Sun Jun 15 12:25:15 CEST 2008

Combining Forms and Higher Order Macros

EDIT: This used to be a blog entry, but is too confused to qualify as
such.  Most of this is about the clean coma language with higher order
macros, which needs to be implemented first before any of the array
processing extensions can be added.

Coma is used as the pure functional macro kernel of the Forth language
dialect template called Purrr, which is further specialized to yield a
PIC18 Forth dialect.

Coma is essentially a template programming language: all words that
occur in a source file are generate and process intermediate code if
they occur in an instantiating context, i.e. a Forth word.

Classical macros expand code.  The essential extra step to make
program specialization work is a reduction step: after expansion of
several primitives, examine the resulting code and reduce it by
evaluating part of it.  In Coma the expansion and reduction operations
are combined into a single step which are specified as primitive
intermediate code pattern matching words.

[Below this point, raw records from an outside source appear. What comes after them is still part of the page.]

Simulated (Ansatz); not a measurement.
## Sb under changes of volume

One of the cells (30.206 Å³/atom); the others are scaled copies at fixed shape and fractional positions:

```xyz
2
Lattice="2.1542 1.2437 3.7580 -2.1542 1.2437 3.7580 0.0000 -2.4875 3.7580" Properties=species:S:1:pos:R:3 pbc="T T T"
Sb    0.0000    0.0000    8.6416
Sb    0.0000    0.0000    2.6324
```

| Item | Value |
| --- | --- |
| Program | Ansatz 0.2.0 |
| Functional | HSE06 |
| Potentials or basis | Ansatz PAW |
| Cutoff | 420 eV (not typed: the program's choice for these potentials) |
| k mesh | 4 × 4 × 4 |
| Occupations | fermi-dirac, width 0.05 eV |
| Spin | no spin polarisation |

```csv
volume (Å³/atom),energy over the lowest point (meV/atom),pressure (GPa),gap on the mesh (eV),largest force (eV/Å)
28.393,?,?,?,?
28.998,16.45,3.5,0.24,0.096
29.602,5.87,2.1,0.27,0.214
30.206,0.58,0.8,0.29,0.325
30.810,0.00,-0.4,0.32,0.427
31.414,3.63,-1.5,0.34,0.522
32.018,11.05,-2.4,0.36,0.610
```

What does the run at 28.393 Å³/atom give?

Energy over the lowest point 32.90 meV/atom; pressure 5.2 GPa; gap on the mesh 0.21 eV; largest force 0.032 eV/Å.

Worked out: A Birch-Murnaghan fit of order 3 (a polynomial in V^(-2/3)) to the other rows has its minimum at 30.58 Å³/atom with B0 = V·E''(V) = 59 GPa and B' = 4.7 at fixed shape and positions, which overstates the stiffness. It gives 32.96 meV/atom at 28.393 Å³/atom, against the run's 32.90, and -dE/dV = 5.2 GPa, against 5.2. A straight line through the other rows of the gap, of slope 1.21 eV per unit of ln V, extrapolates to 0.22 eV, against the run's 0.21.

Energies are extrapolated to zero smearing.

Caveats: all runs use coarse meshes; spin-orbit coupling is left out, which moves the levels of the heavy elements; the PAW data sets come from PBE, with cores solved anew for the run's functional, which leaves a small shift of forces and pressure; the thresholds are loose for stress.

In a compositional/concatenative language, the reduction operation
becomes simpler compared to lambda reduction, due to the absence of
variable names.  Other than that, the principles are the same:
anything done in Coma can be extended to expression languages with
formal parameters with a few extra substitution rules.

What I am interested in is to see in what way this can be applied to
higher order programming.  Currently Coma is used mainly to support
Forth (a first order language), using a simple extension that allows
the implementation of Forth's structured programming on top of
conditional and unconditional jumps.

Alternatively, a more Joy-like language can be constructed on top of
Coma, where all control flow is built on top of recursion and the
'ifte combinator.

This is where I'm a bit in the dark.  It is possible to create
replacements for Forth's structured programming words by using higher
order combinators that perform partial evaluation on code quotations,
inlining them.  A construction like

     (a b c) (d e f) ifte

would essentially compile to Forth's

     if  a b c  else  d e f  then

There are two main problems with this approach. One is should 'ifte
have a semantics if it has arguments that cannot be evaluated at
compile time?  It doesn't seem too difficult to allow a run-time code
quotations to _exist_ at run time; they are just code pointers.
However, allowing them to be _constructed_ at run time (the analogy of
closures) requires some run-time memory management (either full GC or
linear memory).

Another problem is explicit recursion.  The main difficulty about PE
is when to stop.  It's not possible to unroll recursive definitions
completely since this provides an infinitely large program.  Wadler
talks about this in the orginal deforestation paper, where such
infinite expansions are caught by introducing run-time recursion of
newly generated functions.  An alternative approach (Bananas and
Lenses) is to solve the PE problem at a higher level: by identifying
(a limited set of) higher order combinators and deriving a set of
rules about how they combine, program manipulation is possible on that
higher level, instead of working with the mostly unstructured
recursion (goto!) in unfolded combinator bodies.  In Backus' FP, all
the combinators are fixed, and there is no composition mechanism for
combinators. According to Backus (Iverson?)  this would force
programmers to learn to use the available operators efficiently.

What I'd like to figure out is what set of data types + functional
forms would be good for certain classes of problems related to
resource constrainted programming.  How to reduce the space of
programs such that efficiency is guaranteed, but programs can still be
written in a high level declarative form.